The Dirty Secrets of Credit Cards
As a complement to Andrea’s article, Credit Card Companies Still Evil, here’s something else to make you sleep well at night. The average American has around 8 credit cards and is carrying roughly $9000 in credit card debt. If that’s not bad enough, the credit card companies are involved in what can only be described as a conspiracy to keep Americans in debt, permanently.
I watched an incredible PBS documentary online last night called “Secret History Of Credit Cards”. You can watch the 5-part eye-opener here at your leisure. But if you don’t have an hour to spare, here are some of the biggest dirty secrets for you. You may want to sit down for these. (See also: The Secret Confessions of Employees)
1. Minimum Payments = 35+ years of repayments.
The minimum monthly payment used to be 5%. That caused a problem for the credit card issuers. Folks were being forced to pay off their balance too quickly, PLUS the cost of that 5% minimum made people wary of running up high bills. The solution was genius. Institute a 2% minimum payment. Not only will people splurge more because they have to pay less back each month, but it adds thousands of dollars in interest and increases the repayment time by DECADES. Sneaky doesn’t even cover it.
2. A late payment to ANY creditor can skyrocket your APR.
I’m not talking here about just your credit card payment being late. If you miss a car payment, mortgage payment, cell phone bill, in fact any payment, your APR can automatically increase to the massive default APR, which is usually 25-35%. Even if you’re ON TIME with your credit card payments, a late payment anywhere else can instigate this penalty. It’s known as the “Universal Default Clause.” Supposedly, it protects the credit card issuers from folks who are credit risks. Like these multi-billion dollar companies need protection from the little people.
3. There is NO LIMIT put on late payment charges.
This is something no other industry could get away with. You’d think there would be some kind of law preventing the banks from charging loan shark penalties, but there isn’t. Be just one hour late for a payment and instead of a $5 or $10 fee (which, prior to the 1996 Smiley vs. Citibank case, was the limit), you’re looking at least $30. Mine charges $36. Many financial analysts believe that with no cap on these fees, they will easily rise to $50-$60 in the next year. And remember, when you’re late they’re also killing you with a huge APR. Double whammy.
4. There is also no federal limit on interest rates.

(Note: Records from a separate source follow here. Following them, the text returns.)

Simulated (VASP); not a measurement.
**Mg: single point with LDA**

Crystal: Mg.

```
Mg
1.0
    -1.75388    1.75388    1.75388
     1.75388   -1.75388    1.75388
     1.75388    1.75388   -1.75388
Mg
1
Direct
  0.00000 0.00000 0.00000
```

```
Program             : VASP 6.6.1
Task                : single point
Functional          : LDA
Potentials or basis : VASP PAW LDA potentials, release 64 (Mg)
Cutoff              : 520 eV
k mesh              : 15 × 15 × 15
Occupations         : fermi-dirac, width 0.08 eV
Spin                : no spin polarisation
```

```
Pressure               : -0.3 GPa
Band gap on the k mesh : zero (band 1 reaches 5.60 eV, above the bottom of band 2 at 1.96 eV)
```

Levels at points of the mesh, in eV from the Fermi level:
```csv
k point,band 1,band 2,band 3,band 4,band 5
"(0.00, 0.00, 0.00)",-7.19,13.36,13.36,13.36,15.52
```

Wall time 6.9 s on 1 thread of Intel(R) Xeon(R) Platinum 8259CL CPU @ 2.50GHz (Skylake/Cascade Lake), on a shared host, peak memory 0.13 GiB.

Don’t you find it odd that in a time of very low interest on anything from car loans to mortgages, credit card companies can hand out APRs that embarrass loan sharks. Well, it’s not unusual to see 34.99% APRs, especially as a default rate, and the reason is simple. Most credit card companies reside in states like South Dakota or Delaware. States that have very weak or even no “usury laws”. So, there’s no cap on interest. By law, there’s nothing to stop them charging whatever interest they want. Here’s a map that links to the locations of top 10 credit card issuers.
5. You can often pay interest TWICE in one month.
This one’s called “two-cycle billing” and it’s also a completely legal loop-hole. Let’s say you pay off the balance of your card in full at the end of one month, say April. But in May, you don’t pay off your complete balance. Boom, some credit card issuers will charge you for two months’ worth of interest. Aren’t they lovely?
6. Grace periods are getting shorter...or being eliminated.
Remember the good old days, when you had 25 days to pay off your balance without incurring charges? Well, those could soon be a distant memory. Some banks have already shortened the grace period to 20 days. (Do you know what yours is? It may have changed.) And other banks are doing away with grace periods completely. That means you’re paying interest on anything you buy, the second you buy it, even if you pay off your balance each month. The clock is running folks.
7. Cash advances hit you twice in the wallet.
First, as I’m sure you know, you’ll get a different, higher APR applied to your cash advances. But you also get hit with a transaction charge, around 2.5%. Even credit cards that confidently announce “no finance charges” can still bill you for transaction charges.
8. The fine print is a web of deceit.
Let’s be honest, these days you need 2 hours and a law degree from Harvard to understand the mumbo-jumbo in the fine print. But try and read it if you can. Because this is where the credit card issuer can hide a whole bunch of nasty surprises. The biggest is scarier than Godzilla on crack. Basically, the credit card issuer can change your APR at ANY time, as long as they give you 15 days notice. No reason required. Imagine if any other industry worked that way, like your mortgage? While you’re reading the fine print, also check for things like purchase protection, lifetime warranty coverage and travel discounts. These may end when your introductory rate ends. And speaking of that, what does your introductory rate become after the teaser period? It could be more than you bargained for, especially if it’s a variable APR.
9. Good payers are called deadbeats!
Deadbeat – it’s what credit card companies call those folks who are responsible and pay off the balance each month. They don’t like those people, not one bit. That’s because they make little to no money off of them. No, credit card companies like you to carry a nice hefty balance and pay only the minimum each month. If you’re one of those people, known as ‘revolvers’, you’re part of the crowd that contributes roughly 90% of the credit card company’s income. What a crazy upside-down world credit is.
10. You can demand, and get, a better deal.
APR too high? Hate the annual fee? Want a longer grace period? It turns out your credit card company may just have to do your bidding. See, the fees they charge are not considered a necessary cost of doing business, so you can request, firmly, that they be reduced or eliminated. Now, imagine what would happen if we all did that? No wonder they want that one kept secret. And remember, if all else fails, find a lower cost APR card and transfer your balance. You have at least that going for you.
That’s the scoop, folks. If you happen to be in spiraling credit card debt, there are places you can go to for help. PBS has a great list of resources right here. I also recommend the Weblog on Finance and Business as another good resource. Check them out, some great articles and advice here. And from now on, I hope you all look a whole lot closer at that handy piece of plastic in your wallet. It’s far more ominous than it first looks. Pleasant dreams everyone.